Birding Site Guide to

   Printable Site Guide


Dana Ripper, Ethan Duke, Edge Wade, 2017
167.39 acres Saline Co.  DeLorme 29, 10-I
GPS: 39.0753101,-92.9262262
DNR owned; for more information see:, or call the park office at (660) 837-3330.

The historic site grounds are open 7a.m. to 10 p.m., daily. Visitor Center hours are 10-4 daily, March 1 through May 31; 10-5 daily, June 1 through August 31; 10-4 daily, September 1 through November 30 (closed Thanksgiving Day); and 1-4, Friday through Sunday and holiday Mondays December 1 through February 28 (closed Monday through Thursday and Christmas and New Year’s days). 

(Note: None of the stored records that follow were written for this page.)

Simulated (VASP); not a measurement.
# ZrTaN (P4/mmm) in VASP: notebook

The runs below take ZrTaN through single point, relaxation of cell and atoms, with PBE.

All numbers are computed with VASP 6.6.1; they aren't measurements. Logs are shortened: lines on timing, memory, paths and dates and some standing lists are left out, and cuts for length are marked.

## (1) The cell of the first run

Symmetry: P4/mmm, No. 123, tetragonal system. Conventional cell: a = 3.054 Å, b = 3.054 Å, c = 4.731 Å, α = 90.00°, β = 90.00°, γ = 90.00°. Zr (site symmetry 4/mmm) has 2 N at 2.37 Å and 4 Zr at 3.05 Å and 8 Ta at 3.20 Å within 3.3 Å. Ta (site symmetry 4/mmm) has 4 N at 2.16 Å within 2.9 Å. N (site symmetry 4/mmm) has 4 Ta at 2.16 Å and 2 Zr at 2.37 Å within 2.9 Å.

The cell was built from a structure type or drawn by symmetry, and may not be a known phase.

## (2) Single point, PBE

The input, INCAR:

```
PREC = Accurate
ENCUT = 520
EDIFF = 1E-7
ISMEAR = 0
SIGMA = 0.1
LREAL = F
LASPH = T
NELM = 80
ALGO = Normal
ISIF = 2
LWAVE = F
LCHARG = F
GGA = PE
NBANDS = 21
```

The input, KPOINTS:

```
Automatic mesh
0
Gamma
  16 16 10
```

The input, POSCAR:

In addition to the state-owned historic site, this guide includes the town of Arrow Rock and a small portion of the Jameson Island Unit of the Big Muddy Fish and Wildlife Refuge. Also included is the Lawless House on the west side of MO 41, leased to the Friends of Arrow Rock, serving as base of operations for the Missouri River Bird Observatory (MRBO). 

Directions: From I-70 Exit 98, go north on MO 41 approximately 13 miles. The entrance to Big Soldier Lake, the campgrounds and picnic area are at a right (east) turn indicated by a large sign; the visitor center is further north on MO 41, with a large sign indicating a right (east) turn. To go directly into town, continue north on MO 41 to Main Street.

From Marshall, go east on MO 41 approximately 15 miles. Continue south past Main St. to get to the Lawless Homestead on the right (west), the visitor center on the left (east), and Big Soldier Lake Rd. further south on the left (east).

ADA Information: Much of the area can be birded by car, or by walking short distances from a parked car. The trails are not recommended for people with difficulty walking.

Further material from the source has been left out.